A data frame containing the variables to analyze, with variables at columns and observations at rows:

Continuous variables: Numeric.
Categorical variables: Factor (Ordinal Categorical variables: ordered Factor).

add_var()

The add_var() function prepares your dataset for downstream analysis by classifying variables into:

Continuous variables: Further subdivided by normality and equal variance assumptions.
Categorical variables: Further subdivided by ordered status and expected frequency.

Usage

Specify the variables to summarize in var and the grouping variable in group.

data <- iris %>%
  add_var(var = c("Sepal.Length", "Sepal.Width"), group = "Species")

The function can automatically checks normality using statistical tests. You can choose:

norm

'auto': By default, automatically checks normality, but the same as ask when n > 1000.
'ask': Displays automatic result, QQ plots and prompts for manual confirmation.
true: Treats all variables as normal.
false: Treats all variables as non-normal.

data <- iris %>%
  add_var(var = c("Sepal.Length", "Sepal.Width"), group = "Species", norm = "ask")

add_summary()

The add_summary() function summarize your dataset from add_var() result with:

A summary dataframe with rows as the variables and columns as the group.

Usage

Just input the result from add_var()

summary <- data %>%
  add_summary()

If you want to custom the summary style, You can choose:

add_overall

TRUE: By default, include an “Overall” summary column.
FALSE: Show only groups summary column.

continuous_format

Format string to override both norm_continuous_format, and unnorm_continuous_format.

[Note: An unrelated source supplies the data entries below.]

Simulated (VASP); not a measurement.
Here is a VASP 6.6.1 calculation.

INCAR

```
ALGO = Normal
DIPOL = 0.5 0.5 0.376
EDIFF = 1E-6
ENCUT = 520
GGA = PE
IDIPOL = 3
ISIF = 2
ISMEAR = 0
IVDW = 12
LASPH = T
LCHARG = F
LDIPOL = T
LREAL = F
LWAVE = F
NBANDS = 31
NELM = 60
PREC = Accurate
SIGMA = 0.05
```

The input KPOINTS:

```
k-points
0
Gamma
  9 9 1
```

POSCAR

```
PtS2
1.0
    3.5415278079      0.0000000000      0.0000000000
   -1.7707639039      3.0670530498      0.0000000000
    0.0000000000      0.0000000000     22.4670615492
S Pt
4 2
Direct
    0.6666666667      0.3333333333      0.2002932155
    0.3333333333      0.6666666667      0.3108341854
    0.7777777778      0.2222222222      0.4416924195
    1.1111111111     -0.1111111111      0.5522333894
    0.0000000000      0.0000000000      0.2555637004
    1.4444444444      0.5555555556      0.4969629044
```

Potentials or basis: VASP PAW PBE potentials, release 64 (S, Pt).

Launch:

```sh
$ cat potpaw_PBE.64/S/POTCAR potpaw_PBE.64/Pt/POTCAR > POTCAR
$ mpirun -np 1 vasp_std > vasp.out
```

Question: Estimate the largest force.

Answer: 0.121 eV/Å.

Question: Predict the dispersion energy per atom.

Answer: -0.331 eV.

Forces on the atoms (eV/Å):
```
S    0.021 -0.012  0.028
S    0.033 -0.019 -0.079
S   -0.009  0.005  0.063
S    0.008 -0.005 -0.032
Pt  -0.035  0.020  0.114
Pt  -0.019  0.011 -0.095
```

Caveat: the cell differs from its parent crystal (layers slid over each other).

Accepted placeholders are '{mean}', '{SD}', '{median}', '{Q1}', '{Q3}'.

norm_continuous_format

Default is '{mean} ± {SD}'. Accepted placeholders same as continuous_format.

unnorm_continuous_format

Default is '{median} ({Q1}, {Q3})'. Accepted placeholders same as continuous_format.

categorical_format

Format string for categorical variables. Default is '{n} ({pct})'. Accepted placeholders are '{n}' and '{pct}'.

binary_show

'last': By default, show only last level.
'first': Show only first level.
'all': show all levels.

summary <- data %>%
  add_summary(add_overall = T,
              continuous_format = "{mean} ± {SD}",
              categorical_format = "{n} ({pct})",
              binary_show = "last")

add_p()

The add_summary() function summarize your dataset from add_summary() result with:

A summary_with_p dataframe with rows as the variables and columns as the group.

Usage

Just input the result from add_summary()

summary_with_p <- summary %>%
  add_p()

If you want to custom the summary_with_p column, You can choose:

asterisk

TRUE: Show asterisk significance markers.
FALSE: By default, show p-values.

add_method

TRUE: Show method text.
FALSE: By default, not show method text.
'code': Show method as codes according to order of appearance.

add_statistic_name

TRUE: Show statistic name.
FALSE: By default, not show statistic name.

add_statistic_value

TRUE: Show statistic value.
FALSE: By default, not show statistic value.

summary_with_p <- summary %>%
  add_p(asterisk = T, add_method = "code")